Sustainable Land Management and Livelihoods Investment

16 May 2024 by Kathy Slater

Certified carbon and biodiversity projects aim to provide income for local communities in exchange for protecting or restoring important ecosystems. While ecosystems can be monitored throughout the duration of these projects to ensure that the climate and biodiversity goals of the project are being achieved, ecosystem service payments should also aim to look beyond the duration of the project and ensure permanent positive impacts (Grima et al., 2016; Le Tuyet et al., 2024). This issue of permanence is difficult to achieve if communities simply receive cash payments for protecting or restoring ecosystems are the underlying issues that are threatening to or already have degraded the ecosystem are not addressed (Jaureguiberry et al., 2022). What happens when the ecosystem services payments stop? If, however, income generated from carbon and biodiversity credits is invested in sustainable economic development with the communities that reside in the project ecosystems, such that implemented changes are both more sustainable and more profitable, then there is a much higher likelihood of project permanence.


The rePLANET approach to forest ecosystem restoration is to work with local communities to increase forest cover, maximize habitat connectivity, and increase sustainability and profitability of diversified agricultural landscapes all within a complex forest-farm matrix. Riparian forest corridors can be planted to connect existing forest fragments and protect water sources (Langhans et al., 2022). Forested areas can progress into designated areas for agroforestry, silvopastoral methods including living fences, scattered shade trees and rotational grazing can be implemented on remaining cattle pasture, and mixed-crop agriculture with no burning or chemicals used can be implemented for both subsistence and income. The methods are not only proven to improve sustainability of farming (Foster et al., 2010; Williams et al., 2017; Aryal et al., 2022), but once the interventions on farms are implemented, these methods also reduce farming costs and increase profitability (Teague, 2018; Valenzuela et al., 2022). In addition, communities can be trained in sustainable farming techniques and business management and investment can be made in new sustainable income streams such as honey production or wildlife orientated ecotourism in existing forested areas, see figure 1.

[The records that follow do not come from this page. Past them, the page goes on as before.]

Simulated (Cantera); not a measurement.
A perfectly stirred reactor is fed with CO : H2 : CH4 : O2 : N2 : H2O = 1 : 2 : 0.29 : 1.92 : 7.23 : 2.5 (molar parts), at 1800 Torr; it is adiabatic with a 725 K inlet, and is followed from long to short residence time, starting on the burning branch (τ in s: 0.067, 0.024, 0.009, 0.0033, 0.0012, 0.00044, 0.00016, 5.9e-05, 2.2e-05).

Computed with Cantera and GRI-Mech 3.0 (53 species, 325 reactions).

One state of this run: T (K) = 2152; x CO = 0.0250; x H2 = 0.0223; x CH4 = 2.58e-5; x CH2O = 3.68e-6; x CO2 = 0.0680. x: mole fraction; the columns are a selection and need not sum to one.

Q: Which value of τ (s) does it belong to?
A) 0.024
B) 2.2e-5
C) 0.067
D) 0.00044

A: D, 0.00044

Figure 1: Farms involved in rePLANET projects will receive funding for ecosystem restoration, sustainable land management practices and sustainable businesses and livelihood development, promoting project intervention permanence.


The exact combination of sustainable land management and new income streams implemented in each project can be determined by the characteristics of the forest ecosystem and then needs and interests of the communities. Such extensive investment in community livelihoods can be costly, but this can be offset by certification of multiple project activities for carbon and biodiversity credits rather than just certification of reforestation (Aryal et al., 2022). All relevant carbon pools for each project activity (e.g. reforestation, agroforestry, rotational grazing) can be quantified and monitored throughout the duration of the project to generate certified carbon credits, support the climate mitigation aims of the project and increase the income generated for investment in community livelihoods. The same can be achieved for the biodiversity protection or biodiversity uplift associated with each project activity where quantified multi-taxa biodiversity data collected at baseline and throughout the duration of the project can be used to document the biodiversity benefits of each project activity, provide evidence to support the biodiversity claims of the project and maximize the income for communities.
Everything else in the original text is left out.